So, how about a few quotes from the idiots:
Linda Poon in Wired, April 25, 2016 (!) ("Venezuela's Economic Success Fueled Its Electricity Crisis"):
Earlier this April, . . . president [Maduro] called on women to stop using hairdryers, and to save them only for “special occasions.” He also asked citizens to hang their clothes instead of using dryers and to embrace the heat. . . . The current crisis is essentially what [Professor Victor] Silverman [of Pomona College] calls a problem of the country’s own economic success. . . . “The Venezuelan economy reduced poverty at one of the most rapid rates in the world, and certainly one of the most rapid rates in Latin America over the past 20 years,” he says. “That meant people had the money to buy refrigerators, air conditioners, and … hairdryers.”

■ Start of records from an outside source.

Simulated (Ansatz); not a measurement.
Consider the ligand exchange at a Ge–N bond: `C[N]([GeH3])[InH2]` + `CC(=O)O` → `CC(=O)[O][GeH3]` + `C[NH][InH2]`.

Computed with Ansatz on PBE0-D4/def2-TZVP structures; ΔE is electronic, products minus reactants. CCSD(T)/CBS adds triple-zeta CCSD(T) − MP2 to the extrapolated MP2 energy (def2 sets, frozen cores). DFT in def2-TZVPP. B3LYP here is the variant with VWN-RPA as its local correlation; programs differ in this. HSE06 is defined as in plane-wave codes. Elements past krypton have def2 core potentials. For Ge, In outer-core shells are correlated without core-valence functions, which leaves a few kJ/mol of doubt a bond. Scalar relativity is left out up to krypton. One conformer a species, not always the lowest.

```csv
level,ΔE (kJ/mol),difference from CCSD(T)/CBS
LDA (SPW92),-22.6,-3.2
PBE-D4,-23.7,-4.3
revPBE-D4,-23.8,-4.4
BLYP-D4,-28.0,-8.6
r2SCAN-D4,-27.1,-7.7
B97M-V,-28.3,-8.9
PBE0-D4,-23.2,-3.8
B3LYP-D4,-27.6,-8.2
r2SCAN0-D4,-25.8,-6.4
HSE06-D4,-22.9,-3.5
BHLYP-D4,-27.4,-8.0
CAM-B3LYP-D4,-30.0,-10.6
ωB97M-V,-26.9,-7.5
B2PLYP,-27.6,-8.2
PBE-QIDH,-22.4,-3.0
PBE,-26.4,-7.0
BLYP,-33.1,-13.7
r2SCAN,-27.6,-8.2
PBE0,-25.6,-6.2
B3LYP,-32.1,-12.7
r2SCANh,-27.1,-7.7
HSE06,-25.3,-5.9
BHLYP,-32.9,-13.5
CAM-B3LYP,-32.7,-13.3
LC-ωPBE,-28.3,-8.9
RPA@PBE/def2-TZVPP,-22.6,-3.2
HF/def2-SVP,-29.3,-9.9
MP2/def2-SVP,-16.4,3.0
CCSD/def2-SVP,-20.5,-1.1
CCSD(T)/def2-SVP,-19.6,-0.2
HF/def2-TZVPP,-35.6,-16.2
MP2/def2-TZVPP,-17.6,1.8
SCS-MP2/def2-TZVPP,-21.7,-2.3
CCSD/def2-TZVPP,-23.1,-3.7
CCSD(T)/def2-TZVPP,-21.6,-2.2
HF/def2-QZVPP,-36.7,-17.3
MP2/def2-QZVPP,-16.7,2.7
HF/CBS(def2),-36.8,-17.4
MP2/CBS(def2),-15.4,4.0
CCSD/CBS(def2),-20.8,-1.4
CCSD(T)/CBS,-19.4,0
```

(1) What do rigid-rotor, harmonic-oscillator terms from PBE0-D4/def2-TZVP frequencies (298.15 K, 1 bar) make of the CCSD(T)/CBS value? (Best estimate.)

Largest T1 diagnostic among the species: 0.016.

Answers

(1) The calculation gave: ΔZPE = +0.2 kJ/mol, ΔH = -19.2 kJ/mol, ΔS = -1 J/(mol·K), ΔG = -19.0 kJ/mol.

Ben Norton in Salon, December 7, 2015 (!) ("13 years after failed U.S.-backed coup, right-wing opposition wins Venezuela election"):
For 17 years, the PSUV has enjoyed enormous popularity in Venezuela. Its economic and social programs drastically reduced poverty, created universal healthcare, and promoted widespread literacy and education. Compared to its Latin American neighbors, Venezuela has consistently led the region in reducing poverty.
Peter McLaren (of Chapman University) and Mike Cole (of University of East London) in Truth-Out.org, June 11, 2014 ("Austerity/Immiseration Capitalism: What Can We Learn From Venezuelan Socialism?"):
While democratic socialism may sound utopian in the European context, and positively unimaginable in the United States, there is [in Venezuela] a viable alternative to the neoliberal model in existence. It is incumbent on the left to think seriously about what can be learned from the Bolivarian revolution. That revolution can provoke us to imagine an alternative to capitalism, whether through forms of freely-associated producers planning and allocating the social wealth, syndicalist and Marxist forms of socialism, or self-governing popular assemblies or autonomous communities.
Mark Weisbrot in the Guardian, November 7, 2013, ("Sorry, Venezuela haters: his economy is not the Greece of Latin America"):
For more than a decade people opposed to the government of Venezuela have argued that its economy would implode. . . . How frustrating it has been for them to witness only two recessions: one directly caused by the opposition's oil strike (December 2002-May 2003) and one brought on by the world recession (2009 and the first half of 2010). However, the government got control of the national oil company in 2003, and the whole decade's economic performance turned out quite well, with average annual growth of real income per person of 2.7% and poverty reduced by over half, and large gains for the majority in employment, access to health care, pensions and education.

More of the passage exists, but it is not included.